The University Record, April 23, 1996

New geochemistry lab features rare spectrometer

Chris Ballentine, assistant research scientist in geological sciences, calibrates one of three noble gas mass spectrometers in the renovated Radiogenic Isotope Geochemistry Laboratory.

Photo by Bob Kalmbach

By Sally Pobojewski
News and Information Services

The Department of Geological Sciences celebrated the grand opening of its expanded Radiogenic Isotope Geochemistry Laboratory yesterday with an open house for faculty, students and distinguished guests.

Vice President for Research Homer A. Neal dedicated the showpiece of the new lab---a $900,000 multiple collector inductively-coupled plasma magnetic sector mass spectrometer (MC-ICPMS) manufactured in the United Kingdom. Mass spectrometers are a common instrument in science labs across campus, but this one is truly one-of-a-kind, according to Alexander N. Halliday, professor of geological sciences and director of the laboratory.

"The U-M Radiogenic Isotope Geochemistry Laboratory was the first to use a prototype of this new type of mass spectrometer," Halliday said. "At this time, there is still only one other like it in the United States."

Halliday and his research colleagues measure relative amounts of specific isotopes in rocks and sediment to reconstruct the timing and chronology of events occurring early in Earth's history. The MC-ICPMS system has several features that make it particularly well-suited to this type of research, Halliday explained.

Scientists use mass spectrometers to measure the proportions of different isotopes of an element in a sample by separating atoms according to their atomic mass and sorting them in separate piles from "heaviest" to "lightest." The procedure only works, however, when the chemical elements are ionized or carry an electrical charge.

"Some elements in the periodic table ionize more easily than others," Halliday explained. "Many of the elements we use in our research---such as tungsten, platinum and hafnium---are difficult to ionize. This new mass spectrometer features a high-efficiency argon plasma source capable of ionizing nearly all elements. It allows us to measure precise isotopic composit ions of elements which are difficult to ionize, even when these elements are present only in very small amounts.

"In addition, we can now make isotopic measurements directly from a solid sample with higher precision than has ever before been possible by using an ultraviolet wavelength laser to ablate or remove particles which get wafted into the plasma," Halliday said.

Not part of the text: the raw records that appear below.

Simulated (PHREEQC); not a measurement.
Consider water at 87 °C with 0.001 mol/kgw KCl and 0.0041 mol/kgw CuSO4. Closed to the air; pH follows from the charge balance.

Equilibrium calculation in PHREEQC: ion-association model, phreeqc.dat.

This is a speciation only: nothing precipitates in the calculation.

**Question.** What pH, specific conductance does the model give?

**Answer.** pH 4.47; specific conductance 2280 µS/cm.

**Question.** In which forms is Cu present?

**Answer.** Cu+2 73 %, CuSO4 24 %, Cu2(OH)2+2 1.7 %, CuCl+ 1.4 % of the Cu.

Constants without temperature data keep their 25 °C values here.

Halliday said the increased precision and efficiency of the new mass spectrometer system will allow his research team to expand their work into new areas---including cosmochemistry, which uses the composition of meteorites and space material to help understand how the solar system was formed.

Funds to purchase the MC-ICPMS system were provided by the National Science Foundation; the College of Engineering; College of Literature, Science, and the Arts; the Office of the Vice President for Research; and the Departments of Geological Scie nces and Nuclear Engineering.